Whereas the bodies of our war dead lie buried in hallowed plots throughout the land, and it has long been our custom to decorate their graves on Memorial Day in token of our respect for them as beloved friends and kinsmen and of our aspiration that war may be removed from the earth forever; and
Whereas it is fitting that, while remembering the sacrifices of our countrymen, we join in united prayers to Almighty God for peace on earth; and
Whereas the Congress, in a joint resolution approved May 11, 1950, provided that Memorial Day should thenceforth be set aside nationally as a day of prayer for permanent peace and requested that the President issue a proclamation calling upon the people of the United States to observe each Memorial Day in that manner:
Now, Therefore, I, Dwight D. Eisenhower, President of the United States of America, do hereby proclaim Memorial Day, Saturday, May 30, 1953, as a day of prayer for permanent peace, and I designate the hour beginning at eleven o'clock in the morning of that day, Eastern Daylight Saving Time, as a period in which all the people of the Nation, each according to his religious faith, may unite in solemn prayer.

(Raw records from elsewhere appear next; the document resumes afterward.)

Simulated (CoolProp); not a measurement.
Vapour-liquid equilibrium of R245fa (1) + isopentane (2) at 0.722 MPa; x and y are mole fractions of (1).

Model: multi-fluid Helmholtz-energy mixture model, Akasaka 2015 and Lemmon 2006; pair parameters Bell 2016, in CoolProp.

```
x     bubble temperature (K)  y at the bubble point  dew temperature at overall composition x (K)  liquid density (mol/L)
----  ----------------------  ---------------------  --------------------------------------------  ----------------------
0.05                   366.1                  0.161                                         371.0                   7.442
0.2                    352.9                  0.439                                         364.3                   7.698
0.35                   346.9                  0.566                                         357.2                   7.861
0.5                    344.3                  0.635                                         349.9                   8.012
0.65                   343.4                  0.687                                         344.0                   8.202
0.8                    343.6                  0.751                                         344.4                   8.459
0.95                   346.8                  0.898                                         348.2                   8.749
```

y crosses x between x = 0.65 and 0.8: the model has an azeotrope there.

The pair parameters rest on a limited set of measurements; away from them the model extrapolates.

Let us make that day one of twofold dedication. Let us reverently honor those who have fallen in war, and rededicate ourselves through prayer to the cause of peace, to the end that the day may come when we shall never have another war—never another Unknown Soldier.
In Witness Whereof, I have hereunto set my hand and caused the Seal of the United States of America to be affixed.
DONE at the City of Washington this twenty-first day of May in the year of our Lord nineteen hundred and fifty-three, and of the Independence of the United States of America the one hundred and seventy-seventh.